If $A$ is nilpotent and $AB = A$, does $B$ have to be identity matrix?

Question

I have seen posts asking under what conditions does $B$ have to be the identity matrix if $AB = A$, but none of them could answer my question. I know that if $A$ is singular, then $A = AB$ doesn't necessarily imply $B = I$. A counter-example would be $A$ being a idempotent matrix (then $B = A$). What if $A$ is nilpotent (so $A$ cannot be idempotent) and nonzero? In that case, can I claim that $B = I$?

Answer 1

If $A$ is nilpotent, $A$ must have $0$ as its eigenvalue, so it is singular.

This means that your second assumption is actually same with your first assumption.

Append :

For these two matrices $A, B$ such that

$$A = \begin{pmatrix} 0 & 1 \\ 0 & 0 \\ \end{pmatrix} ,\quad B=\begin{pmatrix} 0 & 1 \\ 0 & 1 \\ \end{pmatrix}. $$

Then you can check that $A$ is not idempotent (In fact, $A$ is nilpotent).

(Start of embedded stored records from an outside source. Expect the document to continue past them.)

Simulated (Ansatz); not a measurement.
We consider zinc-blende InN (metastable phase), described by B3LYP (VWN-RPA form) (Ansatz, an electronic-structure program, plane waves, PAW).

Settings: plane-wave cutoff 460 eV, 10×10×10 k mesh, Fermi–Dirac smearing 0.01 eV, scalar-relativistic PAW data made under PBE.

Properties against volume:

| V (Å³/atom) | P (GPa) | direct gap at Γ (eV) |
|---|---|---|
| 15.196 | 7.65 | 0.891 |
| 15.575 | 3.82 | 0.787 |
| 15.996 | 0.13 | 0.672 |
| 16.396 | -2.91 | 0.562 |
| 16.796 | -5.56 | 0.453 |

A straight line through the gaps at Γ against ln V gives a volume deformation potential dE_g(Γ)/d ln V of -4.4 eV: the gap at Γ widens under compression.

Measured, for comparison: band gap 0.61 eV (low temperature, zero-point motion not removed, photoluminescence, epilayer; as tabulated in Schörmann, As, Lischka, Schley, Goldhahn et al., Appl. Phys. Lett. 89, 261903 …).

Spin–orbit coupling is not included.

And you can also check that $AB=A$. But $B\neq I$.

Answer 2

How about \begin{align} A &= \begin{bmatrix}0 & 1 \\ 0 & 0\end{bmatrix} & B &= \begin{bmatrix}-1 & 0 \\ 0 & 1\end{bmatrix} \end{align} Then $A$ is nilpotent and not idempotent, $B$ is not the identity, and $AB=A$.

(The inspiration here was the structure of the Lie algebra $\mathrm{sl}(2)$, i.e., the traceless 2x2 matrices.)